[crac] RFR: Ensure all notifications finish even if only daemon threads remain

Thu May 4 15:42:55 UTC 2023

On Thu, 4 May 2023 13:34:47 GMT, Anton Kozlov <akozlov at openjdk.org> wrote:

> If as a result of beforeCheckpoint() no more non-daemon threads remain, it's possible that VM exits prematurely, before one of afterRestore() get a chance to create another non-daemon thread that will keep VM alive. Triggering checkpoint via jcmd (so checkpointRestore() method is executed on daemon attach-listener thread), increases probability to step in the problem.
> 
> The change ensures all notifications are done while there is at least one non-daemon thread. The notification methods are still called from the original thread.

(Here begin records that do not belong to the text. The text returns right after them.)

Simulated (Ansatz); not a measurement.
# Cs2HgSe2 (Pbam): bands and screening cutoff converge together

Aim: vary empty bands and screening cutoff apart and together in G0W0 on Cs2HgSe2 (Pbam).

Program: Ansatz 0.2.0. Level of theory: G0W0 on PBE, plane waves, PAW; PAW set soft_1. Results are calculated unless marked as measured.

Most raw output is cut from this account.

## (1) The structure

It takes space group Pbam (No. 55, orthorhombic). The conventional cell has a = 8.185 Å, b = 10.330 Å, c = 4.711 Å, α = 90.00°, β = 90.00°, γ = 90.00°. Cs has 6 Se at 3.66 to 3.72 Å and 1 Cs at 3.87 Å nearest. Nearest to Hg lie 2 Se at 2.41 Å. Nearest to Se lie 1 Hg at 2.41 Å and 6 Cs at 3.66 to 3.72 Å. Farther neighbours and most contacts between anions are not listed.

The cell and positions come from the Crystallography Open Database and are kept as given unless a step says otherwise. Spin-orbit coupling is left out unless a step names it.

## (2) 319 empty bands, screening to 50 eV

The code is doing something (starting a thread) before the checkpoint, and after restore (join the thread). Rather than clobbering the 'general' C/R code with a fix for one issue, there is an interface perfectly suited to host this - a Resource.
There's a catch, though - if we register it to the JDKContext this would be run *after* user Resources, and we need to run this *before*. Right now we don't have any means to order things this way.
One solution could be reversing the JDKContext/GlobalContext relationship - JDKContext would be the parent, and would use a specific priority class for GlobalContext (something before `NORMAL`). And there would be one more priority class even before that, and this `KeepaliveResource` would be registered at it.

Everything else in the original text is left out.